How is this system working?

[Castro] "I was going to speak to you about this, Mario. I don't know if we should adhere to a certain structure to be able to explain matters. Right?

"We have made a significant opening. First, the opening to foreign investment. We had thought about this before the catastrophe in the socialist camp occurred. Before that time, in spite of the eresources available to Cuba and the cooperation of the Socialist Bloc and the Soviet Union, there was a level of development we had not reached. We had neither the technology nor the capital to achieve this. We had already thought about mixed enterprises, only that this process acquired more urgency following the socialist camp crisis and the dissolution of the Soviet Union. Cuba has initiated a broad opening on the following basis: We will provide copportunity to foreign investors who can bring in capital, technology, and markets.

"It should not be forgotten that we are a country blockaded by the United States and that this has been the case for more than 35 years. Under these conditions, all tasks are difficult to tackle for our country.

"I think we are the only country blockaded by the United States and we are resisting. There is no blockade of Vietnam; there is practically no blockade of Korea, or of China. The blockade remains only of Cuba. There is a special intent with regard to Cuba and the blockade is most rigorous.

"Under these conditions, with the dissolution of the USSR, we had to see where we could find resources.

When the USSR and the Socialist Bloc existed, there was technology, techonology for us. Some was less advanced, but it existed. There were credits for acquiring that technology, raw material, fuel, everything.

"We received truly fair, reasonable prices for our products. We were not victims of an unbalanced exchange rate phenomenon.

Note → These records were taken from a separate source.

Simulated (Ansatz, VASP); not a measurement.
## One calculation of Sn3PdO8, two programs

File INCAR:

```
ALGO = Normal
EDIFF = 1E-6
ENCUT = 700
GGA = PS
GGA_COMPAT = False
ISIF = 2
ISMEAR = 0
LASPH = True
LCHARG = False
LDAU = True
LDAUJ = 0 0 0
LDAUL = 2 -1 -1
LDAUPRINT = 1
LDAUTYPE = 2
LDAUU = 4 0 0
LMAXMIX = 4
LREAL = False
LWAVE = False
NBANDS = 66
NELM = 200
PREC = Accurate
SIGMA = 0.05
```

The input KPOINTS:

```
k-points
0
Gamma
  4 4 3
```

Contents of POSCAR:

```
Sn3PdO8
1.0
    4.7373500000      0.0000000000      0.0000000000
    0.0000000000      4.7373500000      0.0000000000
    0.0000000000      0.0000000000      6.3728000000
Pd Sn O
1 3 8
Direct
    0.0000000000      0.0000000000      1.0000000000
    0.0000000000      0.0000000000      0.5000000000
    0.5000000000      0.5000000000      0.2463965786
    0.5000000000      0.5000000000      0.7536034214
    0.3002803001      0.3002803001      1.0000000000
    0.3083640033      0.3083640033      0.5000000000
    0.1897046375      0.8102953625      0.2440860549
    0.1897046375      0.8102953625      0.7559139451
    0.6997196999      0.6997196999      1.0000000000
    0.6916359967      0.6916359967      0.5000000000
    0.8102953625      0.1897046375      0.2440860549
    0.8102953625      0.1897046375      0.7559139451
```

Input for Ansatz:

"When prices for socialist exports increased, the prices of our exports increased, and this allowed us to shield ourselves from the blockade for a long time. Then all that disappeared and we were left with the blockade in its most rigorous form, and we had to solve those problems.

"That is why we gave more credence to the idea of using foreign investments and establishing mixed enterprises which basically began to operate in the tourism sector, and which have, as of today, extended to almost all the sectors of the economy.

"That is one of the most important things we have done. The opening to market forces is quite extensive. The mixed enterprises we have created are currently operating well. They have been very successful, and, anyway, we had no other solution but the participation of foreign capital in the country's development. The idea was precisely to develop the country when we no longer received credits, or any type of aid, from the Socialist Bloc countries and the former USSR.

"We have very good relations with the Chinese, but strictly on a commercial basis, and these were not exactly the relations we had with the Soviet Union and the socialist countries.

"We have very good relations with the Vietnamese and also with the Koreans. Some have more resources. China has more resources and, given the difficult situation we are in, the Chinese have treated us well.

"We are really grateful to them because they have understood our problems and they have tried to cooperate, but on a different basis than in the case of the Soviet Union and our relations with socialist countries of East Europe.

"Foreign investment is working well and we see it as an important source of revenue for development. We have no alternative.

"Furthermore, we must bear in mind that Cuba has lost all its markets. During the blockade, 80 percent of our trade was carried out with socialist countries and we lost this. We had to adapt to the situation. We had to make tremendous changes; for example, our imports were reduced to 30 percent of what we historically received.

"I would like to know if any country would have been able to withstand such a brutal reduction of its imports from abroad, including fuel imports, which is our Achilles' heel.

"Contrary to what the Mexicans have available, that is hydraulic resources and special hydrocarbon resources, we have none of those resources. We have had to import all the fuel we use, except for some supplied by our small but growing production capacity."